Take a look. It’s wrought iron stems. Take another. No, it’s a detailed pencil drawing. Look closer, and the image reveals itself. A photograph of four coiled fern fronds, laid out against an unadorned background, veins, hairs, buds picked out in graphic detail. In their eerie monochrome beauty, it is continually difficult to lose the sense that they are something entirely otherworldly – an Arizona blossom, divested of its petals, becomes a dragon’s claw; the top of a shoot of Horsetail turns into a layer cake; the opening bud of a Manna Ash blossom recalls the terrifying extra-terrestrial in Ridley Scott’s Alien.
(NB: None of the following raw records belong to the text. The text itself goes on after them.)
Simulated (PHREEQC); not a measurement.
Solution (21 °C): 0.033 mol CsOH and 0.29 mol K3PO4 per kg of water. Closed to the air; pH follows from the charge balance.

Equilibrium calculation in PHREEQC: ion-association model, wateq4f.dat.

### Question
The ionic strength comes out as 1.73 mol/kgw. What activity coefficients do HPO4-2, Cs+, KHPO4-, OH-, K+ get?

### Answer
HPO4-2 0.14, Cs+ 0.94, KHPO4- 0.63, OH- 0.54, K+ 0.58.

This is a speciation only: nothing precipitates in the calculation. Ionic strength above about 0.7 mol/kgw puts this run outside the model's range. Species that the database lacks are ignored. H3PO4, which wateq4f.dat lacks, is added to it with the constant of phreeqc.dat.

Modern in conception and structure, it is perhaps surprising to discover that these extraordinary works date back to the early 20th century. They are the work of artist, scientist and pioneer Karl Blossfeldt, whose passion for the study of form within nature saw him dedicate 35 years to exclusively botanical photography. Taken on cameras that Blossfeldt conceived and built himself, his aim was the extreme magnification of his subjects, and their stark presentation was designed to focus the eye on the simple, unaffected beauty of nature. Yet his works were being created at a singular time in the development of art, a pivotal juncture between Art Nouveau and Modernism. His works presented the world with hitherto unknown patterns and designs inherent in nature, which inspired the Surrealists, and captured the spirit of “New Objectivity – a cultural movement that asserted a factual, direct approach to a subject.” And the 80 original prints currently showing at London's Whitechapel Gallery demonstrate that Blossfeldt's clarity and prescience resonates just as loudly in the 21st century as it did in the 20th.
Karl Blossfeldt is at the Whitechapel Gallery, London, until June 14 2013.